Using MCAPI to lighten an MPI load
Use MCAPI to less expensively deliver MPI performance in a system with both limited resources and limited requirements.
Sven Brehmer, Polycore Software Inc, Markus Levy, The Multicore Association, and Bryon Moyer, Independent Consultant -- EDN, November 17, 2011
HPC (high-performance computing) relies on large numbers of computers to perform tough jobs. One computer often acts as a master, parceling out data to processes that may be located anywhere in the world. The MPI (message-passing interface) provides a way to move the data from one place to the next. Normally, MPI would be implemented once in each server to handle the messaging traffic. With servers using many cores, however, it can be expensive to use a complete MPI implementation because MPI would have to run on each core in the computer in an asymmetric-multiprocessing configuration. On the other hand, the MCAPI (Multicore Communications API)—a protocol designed with embedded systems in mind—more efficiently moves MPI messages around the computer.Heavyweight champion
The well-established MPI HPC protocol is robust enough to handle the problems that might be encountered in a dynamic network of computers. For example, such networks are rarely static. MPI must be able to handle a variable number of nodes in the network—due to updates, maintenance, the purchase of additional machines, or even a user’s inadvertent unplugging of a physical network cable. Even with a constant number of servers, those servers run processes that may start or stop at any time. MPI thus includes the ability to discover who is on the network.

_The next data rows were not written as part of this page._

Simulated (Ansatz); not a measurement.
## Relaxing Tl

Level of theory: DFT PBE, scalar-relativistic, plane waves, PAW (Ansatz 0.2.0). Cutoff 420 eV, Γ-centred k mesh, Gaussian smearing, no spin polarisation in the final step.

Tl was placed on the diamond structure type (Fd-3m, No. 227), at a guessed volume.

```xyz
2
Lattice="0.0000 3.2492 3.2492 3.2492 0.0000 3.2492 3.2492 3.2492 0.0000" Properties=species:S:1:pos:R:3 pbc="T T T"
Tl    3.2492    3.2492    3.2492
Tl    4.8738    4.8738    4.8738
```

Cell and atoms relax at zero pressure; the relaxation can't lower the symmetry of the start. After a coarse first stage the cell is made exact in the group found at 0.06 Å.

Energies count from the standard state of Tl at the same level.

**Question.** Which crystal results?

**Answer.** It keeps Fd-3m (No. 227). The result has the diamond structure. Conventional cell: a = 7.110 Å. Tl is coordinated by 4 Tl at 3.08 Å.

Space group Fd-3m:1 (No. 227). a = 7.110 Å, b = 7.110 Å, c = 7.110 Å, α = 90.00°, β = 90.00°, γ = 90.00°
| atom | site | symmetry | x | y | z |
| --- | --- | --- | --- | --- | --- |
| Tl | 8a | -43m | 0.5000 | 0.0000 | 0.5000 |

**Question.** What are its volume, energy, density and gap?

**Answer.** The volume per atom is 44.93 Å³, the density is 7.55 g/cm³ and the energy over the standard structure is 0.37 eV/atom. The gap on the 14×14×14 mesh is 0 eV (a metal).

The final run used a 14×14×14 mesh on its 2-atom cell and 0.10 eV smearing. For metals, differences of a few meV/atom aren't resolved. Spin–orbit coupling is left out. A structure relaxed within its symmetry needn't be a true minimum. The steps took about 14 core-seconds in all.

At the programming level, MPI reflects nothing about
computers or cores. It knows only about processes. Processes
start at initialization, and this discovery mechanism builds a
picture of the arrangement of the processes. MPI allows for
flexibility in the creation of a topology. When everything is
up and running, however, a map of processes can be used to
exchange data. A given program can exchange messages with
one process inside or outside a group or with every process in a group. The program itself has no idea whether it is talking
to the computer next to it or to one on another continent. A
program doesn’t care whether a computer running a process
with which it’s communicating is single-core or multicore,
homogeneous or heterogeneous, or symmetric or asymmetric.
It knows only that it wants to send an instant message to a
process. The MPI implementation on the computer must
ensure that the messages reach the targeted processes.Due to the architectural homogeneity of symmetric multicore implementations, achieving this goal is simple. An OS instance runs over a group of cores and manages them as a set of identical resources, naturally spreading a process over the cores. A multithreaded process can take advantage of the cores to improve computing performance; nothing else must be done.
However, symmetric multiprocessing starts to bog down with more cores because adding cores also bogs down bus and memory access. For computers designed to help solve big problems as quickly as possible, it stands to reason that more cores in a box is better, but only if the computer can effectively use them. To avoid the limitations of symmetric multiprocessing, you can instead use asymmetric multiprocessing for systems with multiple cores.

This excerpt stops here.